Interestingly, a related practical proposal based on a linguistic
argumentation is discussed by \cite{smueller:99parsing}. He proposes a
continuity constraint for linearization-based HPSG which requires
saturated phrasal elements (that is, maximal projections) to be
continuous.\footnote{If extraposition is handled via discontinuous
  constituents, a more complex constraint is required.} M\"uller shows
that adding his continuity constraint results in a significant
reduction in the number of passive edges and thereby significant
improvements in parsing performance. This continuity constraint is
weaker than Suhre's condition in that recursion on the
$\overline{\mbox{X}}$ level (adjunction) is not restricted. It is,
however, interesting to note in this context that a grammar
incorporating the $\overline{\mbox{X}}$-schema will require all
non-head constituents to be maximal projections.  In sum, M\"uller's
result strongly suggests that further research on
linguistically-motivated continuity constraints can result in
efficient parsing of those GIDLP grammars which include such
constraints.

This raises the question of how the parsing algorithm that we have
proposed in this paper performs when used to parse grammars
incorporating linear precedence and isolation constraints (since the
worst-case performance results are based on the absence of such
constraints). As we mentioned earlier, the GIDLP grammars form a
superset of the context-free grammars. Thus it would be desirable for
a GIDLP parser to be just as efficient as a context-free parser when
presented with a context-free grammar encoded in the GIDLP
format.\footnote{Another interesting point of reference is the ID/LP
  parsing literature. \citet{volk:96} showed that in terms of
  efficiency and expressivity, it is advantageous to be able to
  combine ID/LP and ordinary context-free rules in one grammar. We
  agree with his argumentation and while we have focused on the issue
  of discontinuity in this paper, our algorithm can be seen to
  seamlessly integrate context-free and (G)ID/LP rules.}  To investigate
this, we have tested the performance with the three types of
context-free grammars discussed in \citet{earley:70} -- those that
require linear, quadratic, and cubic time for strings to be
recognized. We found that when given these context-free grammars
encoded as GIDLP grammars, the increase in the number of edges
produced by our parser when the string length is increased is
comparable to Earley's original algorithm.

\section{Outlook}

In order to focus on the fundamental aspects of efficient parsing with
discontinuous constituents, a number of orthogonal aspects were kept
as simple as possible in this paper. To advance towards the general
goal of efficient parsing with linearization-based HPSG grammars, the
next step is to introduce global linear precedence and isolation
constraints and to replace atomic categories with complex categories,
encoded by typed feature structures.

\paragraph{Global linear precedence and isolation statements.}

The basic GIDLP grammar format we described in section
\ref{sec:linearization-grammars} extends the ID/LP paradigm in that it
does not require each local tree to cover a continuous string. The
precedence constraints are attached to individual rules, though, and
thus they only express order constraints on the daughters of the rule
they are attached to. When a discontinuity arises, the grammar writer
thus cannot constrain the order of elements which have ``escaped'' out
of their local tree in relation to other elements introduced in
another local tree. The next step towards making GIDLP a useful
grammar formalism thus consists of adding word order constraints which
express immediate or weak linear precedence over any pair of elements
within the same order domain. For example, the statement NP $<$ VP
states that the NP has to precede the VP in every domain containing
both. The challenge in adding such global precedence constraints
consists in obtaining and storing for each domain the minimal
representation of the domain elements needed to determine whether a
global precedence constraint has been violated.

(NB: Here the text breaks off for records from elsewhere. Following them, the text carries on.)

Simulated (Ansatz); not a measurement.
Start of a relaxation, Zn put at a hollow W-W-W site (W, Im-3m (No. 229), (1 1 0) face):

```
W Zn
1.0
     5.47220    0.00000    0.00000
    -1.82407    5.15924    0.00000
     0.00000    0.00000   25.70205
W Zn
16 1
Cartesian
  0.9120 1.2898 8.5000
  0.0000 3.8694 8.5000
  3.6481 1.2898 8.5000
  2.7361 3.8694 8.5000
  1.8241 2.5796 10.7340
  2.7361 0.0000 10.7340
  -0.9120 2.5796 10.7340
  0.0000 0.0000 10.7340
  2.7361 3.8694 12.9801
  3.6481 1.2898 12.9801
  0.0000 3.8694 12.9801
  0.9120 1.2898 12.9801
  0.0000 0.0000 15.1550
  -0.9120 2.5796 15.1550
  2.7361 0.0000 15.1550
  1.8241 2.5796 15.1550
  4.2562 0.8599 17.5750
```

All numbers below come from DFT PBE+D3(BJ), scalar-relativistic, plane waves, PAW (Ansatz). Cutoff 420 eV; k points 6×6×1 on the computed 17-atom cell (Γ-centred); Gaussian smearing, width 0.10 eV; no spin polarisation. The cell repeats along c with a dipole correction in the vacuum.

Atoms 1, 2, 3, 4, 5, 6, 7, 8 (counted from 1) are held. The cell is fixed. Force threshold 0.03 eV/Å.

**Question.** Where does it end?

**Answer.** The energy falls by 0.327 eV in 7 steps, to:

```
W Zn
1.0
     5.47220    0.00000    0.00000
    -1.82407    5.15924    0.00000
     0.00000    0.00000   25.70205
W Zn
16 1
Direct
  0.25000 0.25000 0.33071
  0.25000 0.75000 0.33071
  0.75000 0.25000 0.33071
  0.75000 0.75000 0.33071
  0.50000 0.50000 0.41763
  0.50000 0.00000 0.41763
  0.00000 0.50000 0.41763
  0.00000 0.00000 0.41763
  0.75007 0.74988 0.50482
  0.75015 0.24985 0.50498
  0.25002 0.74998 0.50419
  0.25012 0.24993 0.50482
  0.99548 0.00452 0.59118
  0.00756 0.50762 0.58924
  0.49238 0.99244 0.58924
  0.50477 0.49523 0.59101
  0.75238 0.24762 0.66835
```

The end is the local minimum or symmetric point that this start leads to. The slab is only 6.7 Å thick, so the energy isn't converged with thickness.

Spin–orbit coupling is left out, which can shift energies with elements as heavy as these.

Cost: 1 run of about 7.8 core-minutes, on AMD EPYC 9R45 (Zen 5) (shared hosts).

Adding global isolation statements, on the other hand, is less
important; since every node that should be isolated has to be
introduced in some rule, the isolation constraint can be stated on
that rule. We nevertheless will introduce global isolation statements
as a shorthand to avoid having to express the fact on every rule in
which a particular kind of element can occur that it is always
isolated.

\paragraph{From atomic to complex categories.}

The move to typed feature structures brings with it a number of
complications. Apart from the well-known issues generally involved in
adding complex categories to a chart-parser (for example, subsumption
checking or the use of a restrictor), the most interesting challenge
in our context is the observation by \citet{seiffert:91} that word
order constraints cannot always be verified when a local domain is
constructed. While Seiffert addresses the issue by checking word order
constraints in a second pass once the entire tree has been
constructed, \citet{morawietz:95} shows that by keeping the relevant
information around, this problem can be avoided. In a similar vein, we
intend to keep the relevant information around implicitly by making
use of the co-routining capabilities of SICStus Prolog.

Another important effect of the move to complex categories is that the
ability of the grammar writer to specify the prediction order for the
righthand side of each GIDLP rule makes it possible to ensure that
they are processed in the order in which they convey information.
This, for example, is relevant for subject-to-object-raising
constructions (for instance, \textit{I expect him to leave}), where
the verbal complement (\textit{to leave}) determines what can occur as
the object (\textit{him}) of the verbal head
(\textit{see}).\footnote{Thanks to Wesley Davidson for this example.}

\paragraph{Other frameworks.}

In this paper we have motivated processing with the GIDLP formalism
based on the HPSG linearization tradition. But as discussed in the
introduction and footnote 1, analyses involving discontinuous
constituents have been argued for in a variety of frameworks and also
occur in the two treebanks that have been produced for German.  Given
that the formalism we deal with in this paper is an extension of
context-free grammars, it, for instance, makes a natural candidate for
extending LFG to license c-structures with discontinuities.

\section{Summary}

This paper has described a number of optimizations for parsing with a
formalism licensing discontinuous constituents. Using bitvectors
encoded as integers to model subsets of the terminal yield, we showed
how the required bitvector operations can be computed in constant
time. To efficiently access edges and rules in a way that makes use of
word order information, we use two kinds of bitmasks to constrain
possible coverage vectors, specifying the positions that are possible,
impossible, and required to be covered by an edge. The algorithm can
thereby take word order constraints into account in a more interleaved
fashion, restricting the search space of the parser.

In the GIDLP grammar format we define, the order of the righthand
side of a grammar rule does not encode the word order of the
daughters. Instead, it expresses the order in which these elements
will be processed; the grammar writer can order them according to the
degree in which they constrain the search space of a parse. This can
be used to encode a head-driven strategy by making the heads the first
righthand side elements in their rules; it also becomes possible for
the grammar writer to rank the non-head daughters in a rule.

As described in the outlook, we plan to extend the GIDLP grammar
format and our parser to include global word order constraints and
complex categories. This brings with it the opportunity for more
practical evaluation metrics. It is generally accepted, for instance,
that the dominating factor in feature structure-based algorithms is
the number of unifications that must be performed; such a metric is
easily calculated once one has a grammar which can be used for
testing. We intend to recode the linearization-based Babel grammar
\citep{smueller:96babel}, one of the most comprehensive grammars of
German, as a GIDLP grammar and use it as a test case for the extended
parser. This should allow us to substantiate (or refute) the claim
that processing comprehensive linearization grammars of natural
languages is efficient once all available word order constraints are
actually used to guide processing in a well-engineered way.